Public finances in EMU - 2003(2 MB)
(European Economy. 03. January 2003.
Luxembourg. 399pp. Tab. )
KC-AR-03-003-EN-C ISBN: 92-894-5085-1 ISSN: 0379-0991
Statistical annex (2 MB)
Communication from the Commission to the Council and the European Parliament COM(2003) 283 final
In the Communication on the state of public finances in EMU - 2003, the European Commission calls for a coherent medium-term strategy for the Union, which simultaneously tackles the problem of growing budgetary imbalances and the need to raise growth in line with the Lisbon strategy. The Commission Communication is published at the same time as the fourth annual report on Public finances in EMU prepared by the Directorate General for Economic and Financial Affairs.
The report is part of Commission efforts to upgrade the analysis and surveillance of fiscal policies in EMU, and to place emphasis on the quality and sustainability of public finances. Moreover, the report marks a further step towards progressively incorporating the candidate countries into the EU framework for budgetary surveillance.
The report identifies the key budgetary policy challenges as follows:
- euro area countries with deficits must make continuous progress towards budgetary consolidation in structural terms. In line with the Commission Communication and the European Council’s conclusions an improvement of at least 0.5% of GDP in cyclically adjusted terms each year is necessary in order to achieve the close to balance or in surplus objective.

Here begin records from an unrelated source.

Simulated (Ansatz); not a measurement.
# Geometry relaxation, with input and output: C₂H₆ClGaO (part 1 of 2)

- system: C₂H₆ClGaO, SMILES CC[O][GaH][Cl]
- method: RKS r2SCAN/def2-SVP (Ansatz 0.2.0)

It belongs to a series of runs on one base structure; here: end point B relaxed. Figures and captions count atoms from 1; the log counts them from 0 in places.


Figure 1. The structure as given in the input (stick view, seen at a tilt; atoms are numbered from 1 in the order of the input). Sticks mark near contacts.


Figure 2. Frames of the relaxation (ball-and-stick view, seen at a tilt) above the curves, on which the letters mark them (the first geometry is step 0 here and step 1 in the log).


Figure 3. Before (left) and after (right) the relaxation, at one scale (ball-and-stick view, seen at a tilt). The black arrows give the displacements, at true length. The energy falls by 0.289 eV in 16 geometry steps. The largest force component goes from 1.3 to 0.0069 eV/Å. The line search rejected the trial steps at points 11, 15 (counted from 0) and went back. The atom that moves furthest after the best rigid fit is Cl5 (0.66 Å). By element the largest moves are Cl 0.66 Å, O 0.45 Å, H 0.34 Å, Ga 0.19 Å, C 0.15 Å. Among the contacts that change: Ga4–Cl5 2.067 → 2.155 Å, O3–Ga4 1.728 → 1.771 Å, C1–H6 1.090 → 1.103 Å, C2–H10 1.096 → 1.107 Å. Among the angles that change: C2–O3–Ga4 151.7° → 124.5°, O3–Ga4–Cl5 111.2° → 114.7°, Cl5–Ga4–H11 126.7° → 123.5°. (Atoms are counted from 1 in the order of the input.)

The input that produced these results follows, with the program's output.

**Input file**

- well designed budgetary consolidation strategies, which focus on expenditure savings rather than tax increases can have a positive impact on growth, especially if combined with the essential structural reforms identified in the Broad Economic Policy Guidelines and as part of the Lisbon strategy
- there is a risk of unsustainable public finances in almost half of EU Member States in light of ageing populations. To ensure sustainable public finances, Member States with deficits first need to achieve and sustain the SGP goal of budget positions of ‘close to balance or in surplus’. Even if this is achieved, a significant financing gap will remain in many Member States. In closing it, governments should try to avoid raising taxes (especially on labour), and concentrate efforts on reducing age-related expenditure by reforming of pension and health care systems and/or reducing non-age related primary spending.